DETECTIVES have a “golden hour” in the aftermath of a crime to gather vital evidence which will affect how their investigation progresses.

Those were the words of Detective Sergeant Julie Greenwood after her return to television screens in documentary The Brighton Police, which aired on ITV last night.

The nation watched Sussex Police swoop into action as they brought in an Albanian gang of drug dealers who was jailed in March after running a cocaine ring across Brighton and Hove.

The second series of what was formerly known as The Nick showed more than 100 officers going out in force to bring in the nine criminals after a lengthy undercover investigation last year.

Viewers also saw, step-by-step, how DS Greenwood and her team closed in on armed robbers Jamie Casaletto, 33, of Colgate Close, Brighton, and John Clugston, 27, of Egmont Close, Hove, who raided the Ladbrokes in The Broadway and St George’s Road in August last year. The pair, who robbed the betting shops at gunpoint and brandished a knife to threaten customers before making off with thousands of pounds in cash, are now serving 11 and 14-year jail terms respectively.

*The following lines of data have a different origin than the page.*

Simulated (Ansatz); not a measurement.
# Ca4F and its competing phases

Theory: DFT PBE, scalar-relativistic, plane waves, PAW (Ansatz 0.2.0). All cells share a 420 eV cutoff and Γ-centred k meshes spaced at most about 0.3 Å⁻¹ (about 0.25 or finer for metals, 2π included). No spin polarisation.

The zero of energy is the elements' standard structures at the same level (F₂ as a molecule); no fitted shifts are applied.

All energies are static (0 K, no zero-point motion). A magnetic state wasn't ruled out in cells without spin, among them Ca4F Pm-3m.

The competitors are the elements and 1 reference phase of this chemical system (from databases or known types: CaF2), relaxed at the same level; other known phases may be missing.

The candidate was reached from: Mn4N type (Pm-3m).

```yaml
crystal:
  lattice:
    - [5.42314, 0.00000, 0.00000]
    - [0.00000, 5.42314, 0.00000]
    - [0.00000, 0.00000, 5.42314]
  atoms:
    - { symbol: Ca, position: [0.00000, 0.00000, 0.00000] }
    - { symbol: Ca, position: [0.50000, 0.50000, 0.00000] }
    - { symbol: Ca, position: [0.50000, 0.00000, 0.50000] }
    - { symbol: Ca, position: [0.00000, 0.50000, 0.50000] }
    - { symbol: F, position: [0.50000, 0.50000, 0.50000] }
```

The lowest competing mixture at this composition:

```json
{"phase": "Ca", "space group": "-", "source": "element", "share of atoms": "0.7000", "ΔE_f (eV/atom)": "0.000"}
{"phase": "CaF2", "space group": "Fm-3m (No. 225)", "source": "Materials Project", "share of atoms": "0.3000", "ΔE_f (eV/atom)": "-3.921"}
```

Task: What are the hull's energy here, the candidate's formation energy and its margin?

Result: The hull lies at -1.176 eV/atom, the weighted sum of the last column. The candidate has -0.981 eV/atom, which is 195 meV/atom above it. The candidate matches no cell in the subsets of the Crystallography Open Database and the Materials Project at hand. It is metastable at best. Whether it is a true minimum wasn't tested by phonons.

DS Greenwood, who worked in the Criminal Investigation Department at the time of filming, said one of the toughest parts of her investigation was when it briefly came to a “stalemate” through a lack of physical evidence.

The 48-year-old, who joined the force in 1996 after a stint in the RAF, said when that happens officers just have to continue with their inquiries until a breakthrough and in such crimes offenders chance their luck again.

She said: “There is a golden hour after a crime is committed where it is vital for us to gather as much information and evidence as possible and secure the scene.

“This will help the investigation progress. In this case they were cocky and became sloppy when they robbed again.”

DI Greenwood, who is due to retire from the force in 17 months, said: “My proudest moment is always when the team comes together and we have identified who the criminal is. Being able to phone the victims and say we have the criminal in custody gives them piece of mind and nothing beats that feeling of satisfaction.”

She was surprised to become something of a local celebrity after appearing on the show, adding: “Someone came up to me in Morrisons when I was buying my lunch and said, ‘You don’t take any prisoners do you?’ I suppose it is because I am a bit ruthless, I don’t make any apologies for motivating my team.”

She said being filmed for a second time was much easier, adding: “I think as a police officer you are naturally suspicious.

“You wonder how they will edit, how you will be portrayed, what people will think. But you get used to the crew, they become part of the team and are with you for months. So we got to know each other and trust each other.”

  • The Brighton Police returns on Thursday.


The Brighton Police ★★★★☆

IF you like a good bit of crime drama, some nice views of Brighton and a bit of comedy thrown in for good measure, then you will love this show.

There is no doubt watching officers piece together some of the city’s high-profile investigations from the last year will be fascinating if you’re a local. And you do get a genuine sense of their commitment to their work. But among all the seriousness, The Brighton Police shows there is always time for a bit of banter – even at one of the busiest police stations in the country.

Detective Constable Tom Duffy’s deadpan remark as he searched some bins, “I’ve never dealt with poo, just dead bodies really”, reflects the testing nature of the job but nevertheless had comic effect.

I felt for Police Constable James Gillies. He did his best to laugh off the persistent and blatant sexual harassment from a drunk driver and deflect the quite graphic comments with jokes. You will be hard pushed not to laugh at this arrested man, even though he is unacceptably inappropriate. I wonder if it would have made the final cut, or be seen as funny by the witnesses, if those comments were made to a female officer?

I wondered why the programme’s name changed from The Nick. It’s probably because their style differs. Either way, it seems the narrator didn’t get the memo.

The first appeared as a warts-and-all, candid portrayal of life in the force.

The second is a bit more polished, snappy, fast paced. There are some genuinely heart racing moments but when tense chords did not necessarily match what was unveiling on screen, it felt a bit forced.